In the new arrangement, there is no 2B category for Muslims, with their 4% share transferred to Vokkaligas and Lingayats. Muslims are now only eligible for reservations in the Economically Weaker Sections category, which includes Hindu upper castes.
The BJP pushed ahead with the rearrangement despite its suspect legality in the expectation that it will yield political gains, the experts said. Sidelining Muslims will appease the party’s Hindutva constituency and giving their quota to Vokkaligas and Lingayats will help it woo these two politically influential groups ahead of the election.
Not based on religion
A day after the Cabinet’s decision, former Karnataka chief minister Siddaramaiah of the Congress said that taking away reservation from one community and giving it to another would provoke social disharmony. Janata Dal (Secular) leader HD Kumaraswamy said that the decision was against the principles of social justice.
It was a Janata Dal (Secular) government which introduced the Muslim OBC quota in 1994.
Dismissing the Opposition’s protests, Union Home Minister Amit Shah defended the Karnataka government’s decision saying the Muslim quota was invalid because the Constitution does not allow religion-based reservation. Shah argued that the Muslim quota had been introduced to appease the community and that the BJP had put an end to it.
Fellow BJP leaders such as Union minister Pralhad Joshi, who is from Karnataka, reiterated the party’s line that the OBC quota for Muslims was unconstitutional.
But several experts rejected the BJP’s argument. Muzaffar Assadi, political theorist and professor of political science at the University of Mysore, said the state Cabinet’s rationale for scrapping the Muslim reservation was wrong because the quota was not religion-based. It was granted because of the community’s socio-educational backwardness. “When it comes to reservation, Muslims can’t be seen as a religious category,” Assadi told Scroll. “They are a backward community. All commissions have accepted that Muslims are a backward category.”

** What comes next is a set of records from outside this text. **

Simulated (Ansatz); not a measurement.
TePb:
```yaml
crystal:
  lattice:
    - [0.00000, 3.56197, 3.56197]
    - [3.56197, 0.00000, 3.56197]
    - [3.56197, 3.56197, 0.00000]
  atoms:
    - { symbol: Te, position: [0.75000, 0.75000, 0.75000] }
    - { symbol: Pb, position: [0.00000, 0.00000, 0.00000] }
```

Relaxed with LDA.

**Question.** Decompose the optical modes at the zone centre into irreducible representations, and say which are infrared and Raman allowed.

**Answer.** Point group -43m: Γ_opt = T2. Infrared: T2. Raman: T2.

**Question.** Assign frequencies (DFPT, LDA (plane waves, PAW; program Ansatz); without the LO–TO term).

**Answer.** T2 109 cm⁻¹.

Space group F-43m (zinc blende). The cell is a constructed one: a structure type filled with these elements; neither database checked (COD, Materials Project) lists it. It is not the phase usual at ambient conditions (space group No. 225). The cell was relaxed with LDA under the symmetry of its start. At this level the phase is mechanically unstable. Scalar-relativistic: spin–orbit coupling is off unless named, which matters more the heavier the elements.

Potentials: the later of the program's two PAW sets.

He added, “The BJP has created a misconception between religion and community. Islam is the religion and Muslims are the community. There are many sub-castes among Muslims and this has been documented in previous Census and government records. But [the state government has] wrongly identified Muslims as a religious category instead of a community category. Their reading is absurd.”
Alok Prasanna, senior resident fellow at the think tank Vidhi Centre for Legal Policy, agreed. “There is no basis to say Muslims were given reservation on the basis of religion,” he said. “It is partly true that reservation cannot be given only on the basis of religion. But the Constitution allows reservation to be granted based on a community’s social backwardness. So, the argument [that Muslims were given religion-based reservation] is complete rubbish.”
CS Dwarkanath, a former chairman of the state’s Backward Classes Commission, similarly highlighted the Karnataka High Court’s 1979 observation that Muslims being a religious minority was no ground to exclude them from the backward classes list.
Further, the experts pointed out that the state government did not follow the set procedure in removing Muslims from the OBC quota. The Karnataka State Commission for Backward Classes Act says the government is bound by the Commission’s recommendation. “The list of groups that get reservation can’t be altered without the Commission’s advice,” Prasanna said. “The government must do exactly what the Commission advices. The state government is relying on the Commission’s interim report. But the interim report doesn’t say anything about Muslims at all.”
The interim report not only does not ask for changes to the Muslim quota, the Hindu reported, it specifically recommends that no changes should be made to the reservation matrix until a final report is submitted. K Jayaprakash Hegde, the commission’s chairperson, had said earlier this month that the final report will not be submitted before the Assembly election, scheduled for May 10.
Therefore, Prasanna told Scroll, the Karnataka government’s decision is “legally dubious”.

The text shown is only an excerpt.